B Decision for conditional probability instead of intersection of events

[Peter_Newman]

Hello,

I have a question about the following sentence and would appreciate if someone could explain how to read out the conditional probability here.

"Each microwave produced at factory A is defective with probability 0.05".

I understand the sentence as the intersection $P(Defect \cap Factory A)$ rather than the Conditional Probability.

But for solving the problem, the Conditional Probability $P(Defect|Factory A)$ is needed.

Reading the sentence, what clue is there that it is a conditional probability and not an intersection?

 

[PeroK]

Hello,

I have a question about the following sentence and would appreciate if someone could explain how to read out the conditional probability here.

"Each microwave produced at factory A is defective with probability 0.05".

I understand the sentence as the intersection $P(Defect \cap Factory A)$ rather than the Conditional Probability.

But for solving the problem, the Conditional Probability $P(Defect|Factory A)$ is needed.

Reading the sentence, what clue is there that it is a conditional probability and not an intersection?

Not quite. This is actually quite subtle.

If we assume that there is only factory A under consideration, then we have:
$$P(Defect|A) = P(Defect \cap A) = 0.05$$That's because $P(A) = 1$.

If, however, we assume there is also a factory $B$, then
$$P(Defect|A) = 0.05$$But$$P(Defect \cap A) = P(Defect|A)P(A) \ne 0.05$$

 

[Dale]

I don't know that there is one particular way to recognize what they are asking, but to me it is pretty clear. Let me just write how I would say things:

$P(Defect|A)$ "The probability that a microwave from factory A is defective"

$P(Defect \cap A)$ "The probability that a microwave is both from factory A and is also defective"

$P(A|Defect)$ "The probability that a defective microwave is from factory A"

 

[Stephen Tashi]

"Each microwave produced at factory A is defective with probability 0.05".
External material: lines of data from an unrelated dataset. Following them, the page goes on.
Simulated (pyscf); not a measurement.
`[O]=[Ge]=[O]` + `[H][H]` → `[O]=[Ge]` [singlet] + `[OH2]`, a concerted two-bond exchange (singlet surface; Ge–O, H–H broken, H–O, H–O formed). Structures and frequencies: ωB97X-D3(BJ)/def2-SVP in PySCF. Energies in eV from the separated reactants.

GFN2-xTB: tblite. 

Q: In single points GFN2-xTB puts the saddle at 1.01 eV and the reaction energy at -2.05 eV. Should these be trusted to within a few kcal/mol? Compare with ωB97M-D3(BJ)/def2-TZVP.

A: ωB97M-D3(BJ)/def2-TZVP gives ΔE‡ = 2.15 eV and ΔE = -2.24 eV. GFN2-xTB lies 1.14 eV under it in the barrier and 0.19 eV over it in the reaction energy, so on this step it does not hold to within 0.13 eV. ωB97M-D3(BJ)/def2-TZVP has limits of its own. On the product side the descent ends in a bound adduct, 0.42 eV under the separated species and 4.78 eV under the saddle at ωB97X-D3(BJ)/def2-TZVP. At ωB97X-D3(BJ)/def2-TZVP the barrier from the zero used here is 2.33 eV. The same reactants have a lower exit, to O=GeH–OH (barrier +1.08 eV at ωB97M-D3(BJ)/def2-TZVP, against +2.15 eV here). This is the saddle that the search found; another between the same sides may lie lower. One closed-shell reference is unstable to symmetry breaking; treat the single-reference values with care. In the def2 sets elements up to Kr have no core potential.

Reading the sentence, what clue is there that it is a conditional probability and not an intersection?

The sentence, in isolation, does not define a "probability space", so it does not reveal whether it refers to a conditional probability. Only the whole context of the problem would make that issue clear.

Considering that probability is a number that is assigned to a set of outcomes, the probabilities $P(D \cap A)$ and $P(D | A)$ both refer to assigning a probability to the set $D \cap A$. The interpretations of the two probabilities differ with respect to the probability space under consideration.

For $P(D \cap A)$ we are considering some set $S$ of outcomes such that $P(S) = 1$ and where sets $D$ and $A$ are subsets of $S$. (The set $A$ need not be all of $S$. For example, as @PeroK says, there might be several factories that may produce defective items.)

For $P(D |A)$, we are considering a probability space consisting only of outcomes in the set $A$. In that assignment of probabilities, $P(A) = 1$. But this is misleading notation since it suggests that there is only one function $P$ that assigns probabilities. It would be better to denote the function that assigns probabilities to the set $S$ as $P_S$ and the different function that assigns (nonzero) probabilities only to outcomes in the set $A$ as $P_A$. So we have $P_S(S)=1$ and $P_A(A) = 1$.

The formula $P(D \cap A) = P(D | A) P(A)$ is slightly misleading because the "$P$" appears to denote a single function. In terms of the sets $S$ and $A$ mentioned above, a better notation would be $P_S(D \cap A) = P_A(D) P_S(A)$

That notation makes it clear that conditional probability is a sophisticated concept that involves two different probability spaces. Many students make the mistake of thinking that a probability problem must involve only one function that assigns probability to a set of outcomes. By that way of thinking it is correct to refer to "the probability" of a set of outcomes because there is only one such probability. However, many problems involve several different probability spaces.